U.S. Sen. Jay Rockefeller wants the cruise industry to clean up its act.
Appalled by the recent events aboard the Carnival Triumph cruise ship, which was crippled by an engine fire leaving 4,200 people stranded on board in the Gulf of Mexico for five days last month, Rockefeller, D-W.Va., believes the industry needs to do a better job regulating itself.
He also believes that Congress should act quickly to repeal tax provisions that allow cruise companies to keep ships registered in foreign ports, sheltering them from paying American corporate taxes.
"They're living off the taxpayer, not paying their fair share and not properly monitoring themselves," Rockefeller said during a phone interview last week.
"The tax they pay is 0.6 percent - that's the total tax that they pay," he said. "They make a lot of money, they don't pay taxes, they don't reimburse in any way all the agencies of the government - starting with the Coast Guard - that come to their rescue."

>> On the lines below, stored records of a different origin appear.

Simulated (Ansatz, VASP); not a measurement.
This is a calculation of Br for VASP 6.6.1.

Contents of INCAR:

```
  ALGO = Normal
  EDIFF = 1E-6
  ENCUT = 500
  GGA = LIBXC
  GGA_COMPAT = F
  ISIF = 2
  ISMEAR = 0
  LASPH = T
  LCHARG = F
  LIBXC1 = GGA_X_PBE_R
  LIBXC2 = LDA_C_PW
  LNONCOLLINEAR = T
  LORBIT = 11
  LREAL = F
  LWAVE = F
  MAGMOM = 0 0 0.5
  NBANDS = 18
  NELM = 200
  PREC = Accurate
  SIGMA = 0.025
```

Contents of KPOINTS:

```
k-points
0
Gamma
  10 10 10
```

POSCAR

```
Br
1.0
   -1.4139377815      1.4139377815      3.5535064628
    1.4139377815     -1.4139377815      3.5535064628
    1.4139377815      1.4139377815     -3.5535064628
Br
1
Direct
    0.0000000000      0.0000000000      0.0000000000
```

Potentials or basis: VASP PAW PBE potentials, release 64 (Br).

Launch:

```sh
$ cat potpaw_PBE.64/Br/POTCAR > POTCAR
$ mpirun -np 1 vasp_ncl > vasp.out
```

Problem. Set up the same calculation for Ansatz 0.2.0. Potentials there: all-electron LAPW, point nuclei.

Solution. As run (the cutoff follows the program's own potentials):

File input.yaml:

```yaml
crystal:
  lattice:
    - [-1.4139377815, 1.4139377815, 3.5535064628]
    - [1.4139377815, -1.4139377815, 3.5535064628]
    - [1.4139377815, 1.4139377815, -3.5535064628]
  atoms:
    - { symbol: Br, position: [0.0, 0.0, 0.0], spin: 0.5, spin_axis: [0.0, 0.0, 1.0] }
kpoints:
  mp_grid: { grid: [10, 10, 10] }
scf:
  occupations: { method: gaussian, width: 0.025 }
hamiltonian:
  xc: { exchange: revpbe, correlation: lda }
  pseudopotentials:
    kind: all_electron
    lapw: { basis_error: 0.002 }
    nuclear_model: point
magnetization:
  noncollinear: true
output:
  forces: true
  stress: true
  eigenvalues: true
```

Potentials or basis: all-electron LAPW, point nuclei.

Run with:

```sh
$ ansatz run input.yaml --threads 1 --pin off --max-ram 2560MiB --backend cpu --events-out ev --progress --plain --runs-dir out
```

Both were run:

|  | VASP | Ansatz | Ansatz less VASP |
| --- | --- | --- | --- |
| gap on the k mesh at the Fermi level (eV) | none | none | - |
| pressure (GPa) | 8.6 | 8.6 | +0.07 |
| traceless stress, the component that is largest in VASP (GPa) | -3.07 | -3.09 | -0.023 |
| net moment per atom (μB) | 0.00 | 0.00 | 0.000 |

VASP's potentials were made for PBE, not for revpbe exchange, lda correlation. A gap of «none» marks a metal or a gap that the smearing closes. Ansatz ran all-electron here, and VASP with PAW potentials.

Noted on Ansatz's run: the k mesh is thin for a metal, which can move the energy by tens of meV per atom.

It's not the first time Rockefeller, chairman of the Senate's Commerce, Science and Transportation industry, has put the industry under the microscope.
After Carnivals Costa Concordia ran aground and capsized off the coast of Italy last January - which resulted in the death of 32 people - Rockefeller held an oversight hearing to examine deficiencies in the industry's compliance with safety, security and environmental standards and determine if those regulations sufficiently protect passengers and the environment.
He said the recent incident on board the Triumph was just the latest in a long string of events that show the industry isn't doing its job to safeguard its passengers
In the past five years, the U.S. Coast Guard has had to make 90 safety interventions involving Carnival ships. Three such incidents occurred within the last week.
The Coast Guard had to spend nearly $780,000 in responding just to incident on board the Triumph. And that financial cost pales in comparison to how that event affected the people on the ship.
"There was squalid feces and trash and junk and stuff sloshing all over," he said. "It was disgusting - disgusting."
Rockefeller said the Triumph incident serves as a cautionary tale for an industry that he believes doesn't go far enough to protect the safety of its passengers.
"You get one of these disasters and it really makes news," he said, "and I'm really glad about that because it gives people a sense of what they are getting into.
"It's gotten a lot of bad publicity - people throwing up, one of the cameras had people lying on the deck configured to real 'HELP' so if a plane was flying by they could come help," he said. "That's pretty sad."
Though he's not personally traveled on a Carnival cruise ship, Rockefeller he has seen the ships up close as they're out on the seas.
"I've been in the Bahamas and the Virgin Islands when one of these ships were in port," he said. "It's just a ludicrous sight.
"It's like the island is just this little speck buried under this gigantic white Carnival ship," he said. "There's nothing wrong with that, but it puts in perspective that they are in charge here. We are in awe of them; we gawk at them."
Rockefeller said that people also assume cruise companies take care of their ships, properly clean them, and perform necessary maintenance.
"I don't think they are," he said. "They certainly aren't when they get in trouble."
He said that while Carnival is not a monopoly, the company seems to have "monopoly power" once it gets passengers out to sea.
"They basically own the seas," Rockefeller said.
He said the only time cruise ships come under U.S. safety, environmental and spillage regulations is when they're sailing within three miles of the U.S. coastline.